Nothing beats the feeling of pride that comes from receiving critical acclaim for your creative vision and artistic talent. We all strive for the opportunities that arise from having our ideas and accomplishments heralded as the standard for which others should aspire. Not to mention the greater perceived value of our work.
If managed properly, editorial publication in well-known, respected magazines can act as a springboard for your career and lead to securing more creative, larger, interesting projects for decades to come.
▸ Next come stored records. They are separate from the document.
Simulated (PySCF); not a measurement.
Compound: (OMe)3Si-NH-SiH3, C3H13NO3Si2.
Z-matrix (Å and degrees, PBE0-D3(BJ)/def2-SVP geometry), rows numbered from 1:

“What do I need to do to get published?”
The short answer is to submit your projects to the magazines. Here’s how ...
• Pitch the project
Submitting a well-written and concise pitch accompanied by largish .jpeg photographs is the best way to ensure that magazine decision makers learn what they need to and see what they should in order to select your project from the hundreds they receive.
• Show, don’t tell
In the early ’90s, I read an interview with the editor of Interior Design magazine. One thing he said has always stayed with me. Roughly paraphrased, he said:
“People think we publish projects, but they are wrong. We publish photographs of projects.”
Magazine editors and art directors must see the quality, charm, and creativity of your work as well as be given a good description of your project before they will consider it for publication. The best way to do this is to send well-crafted, editorial quality photographs that communicate your vision and illustrate your pitch.
• Be available, demonstrably so.
The decision makers at these publications are every bit as time challenged as you are. If they like what they see, they’ll get back to you and ask for more information and larger pictures. Make yourself easy to reach by including your name, email address, and phone number in the text of the email.
• Follow up
After a few weeks, get in touch by sending a brief note to prod the editor. Don’t send 15 emails asking if he or she saw your project. Send one or two over the course of a few months. If you don’t receive a positive response, simply move on to your second choice magazine.
As always, the long answer is more complex, but also more helpful.
The American Society of Interior Designers (ASID) published a pamphlet on this subject, entitled How to Get Your Work Published. There are also dozens of articles and interviews online that say pretty much the same thing, but I’ve summarized them below for your convenience.
1. Develop a strategic plan.
There is no guarantee that your project will be selected for publication, so it’s wise to have a plan that will maximize your chances of being published somewhere. Select your top three magazines and submit to them – one at a time. If your first choice doesn’t choose your project, submit to your second choice, etc.
2. Select magazines that are appropriate for your project.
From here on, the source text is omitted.